Skip to content Skip to footer

Company Formation in Malta

The Republic of Malta is a strategic geographical location, ideally placed to approach both the European and North African markets. As a member of the EU and the Commonwealth, Malta provides peace of mind thanks to a strong legal system and a well-established economic environment, highly credited for its growing strength in financial services. Malta boasts of a stable economy and a sound political climate. The country has a favourable double taxation treaty network with over 70 countries in the world.

ADDITIONAL INFORMATION

Malta offers a fast and efficient incorporation service. The fundamental requirements for incorporating a company in Malta are:
  • client due diligence procedures;
  • company name reservation;
  • drafting and execution of the memorandum and articles of association;
  • appointment of one (or more) individual and/or corporate director;
  • appointment of company secretary;
  • deposit of the initial share capital provided and paid for by the shareholders;
  • registration of the incorporation documents with the Malta Business Registry.
The process of incorporation of the company is usually finalised within 2 weeks from:
  • approval of the corporate documentation by the subscribers;
  • receipt of all the due diligence documentation requested and approved by Signature Private Office;
  • receipt of the initial share capital of the company; and
  • payment of the relevant fees and disbursements.
The Malta Business Registry is responsible for registering companies in Malta in accordance with the provisions of the Maltese Companies Act, 1995. A company is validly constituted through the drafting and registration of the Memorandum and Articles of Association and a certificate of registration that is issued by the Malta Business Registry.
According to the Maltese income tax legislation, Maltese companies are subject to corporate tax at the rate of 35% on their worldwide income and capital gains. When companies are taxed at the standard rate of 35%, following the distribution of dividends, shareholders are entitled to a refund of part or of all the tax paid by the company. The purpose of this imputation system is to eliminate any double taxation that might arise on the distribution of such dividends. Thus, company profits will only be subject to tax at corporate level. Malta offers tax refunds on distributed profits which have suffered tax in Malta. Non-resident shareholders or a holding company wholly owned by non-residents is entitled to qualify for a tax refund. The tax refund rates are:
  • 6/7 of the total tax paid on the distributed profits (equivalent to 5%);
  • 5/7 of the total tax paid on the dividends out of profits derived from passive interest or royalties (equivalent to 10%);
  • 2/3 of the total tax paid on the dividend derived from foreign sourced income that was relieved from any one of the four forms of double taxation available under Maltese tax legislation (equivalent to 6.25%).
The Maltese government’s tax system does not tax interest, royalties or dividends. The numerous double taxation agreements that Malta has in place with various jurisdictions around the world offer fiscal relief to investors and shareholders. Malta is compliant with all EU regulations and directives and with the OECD requirements.
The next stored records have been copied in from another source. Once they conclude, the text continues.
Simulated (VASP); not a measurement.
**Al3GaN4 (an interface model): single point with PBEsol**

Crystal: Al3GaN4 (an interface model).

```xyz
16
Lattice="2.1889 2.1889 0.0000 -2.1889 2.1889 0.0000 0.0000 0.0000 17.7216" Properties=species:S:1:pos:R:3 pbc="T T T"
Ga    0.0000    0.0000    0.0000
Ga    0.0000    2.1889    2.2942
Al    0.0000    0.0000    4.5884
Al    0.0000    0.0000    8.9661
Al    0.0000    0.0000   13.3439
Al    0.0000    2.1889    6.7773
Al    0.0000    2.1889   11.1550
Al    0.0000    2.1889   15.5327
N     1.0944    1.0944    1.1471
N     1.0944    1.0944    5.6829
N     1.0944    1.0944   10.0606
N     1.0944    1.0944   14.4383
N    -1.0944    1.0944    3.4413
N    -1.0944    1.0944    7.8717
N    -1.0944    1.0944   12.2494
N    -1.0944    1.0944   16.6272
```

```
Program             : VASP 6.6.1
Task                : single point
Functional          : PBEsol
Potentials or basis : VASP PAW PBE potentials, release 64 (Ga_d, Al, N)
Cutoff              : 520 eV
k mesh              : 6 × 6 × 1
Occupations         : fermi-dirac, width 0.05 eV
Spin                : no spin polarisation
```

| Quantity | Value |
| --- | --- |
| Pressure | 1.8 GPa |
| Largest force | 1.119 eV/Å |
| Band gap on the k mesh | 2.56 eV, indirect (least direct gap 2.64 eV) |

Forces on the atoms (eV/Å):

The Companies Act requires that a private limited liability company registered in Malta must have a minimum Authorised Share Capital of €1200. The minimum Issued Share Capital is 20% of the Authorised Share Capital, that is €240. The class of shares can be registered shares, preference shares, redeemable shares and shares with or without voting rights.

A company registered in Malta must have at least one shareholder. Shareholders may be either corporate, a Maltese resident, or a foreigner. A foreign corporate or individual shareholder is also permitted. There are no restrictions with respect to the nationality or the domicile of the shareholders.

The registered office of the company must be in Malta. This is the official address of the company and where all the company’s official statutory documents and registers are kept.

The company must have at least one director. The director can be either a body corporate or a person. The appointment of a foreign director is permitted. Although there is no requirement that the director(s) are local, we advise that you appoint at least one Maltese individual or corporate entity in order to have effective management and control in Malta so that your company is considered to have substance.
A company registered in Malta must appoint a company secretary. The role of company secretary is a statutory one which must be performed by a competent individual to ensure full compliance with the authorities.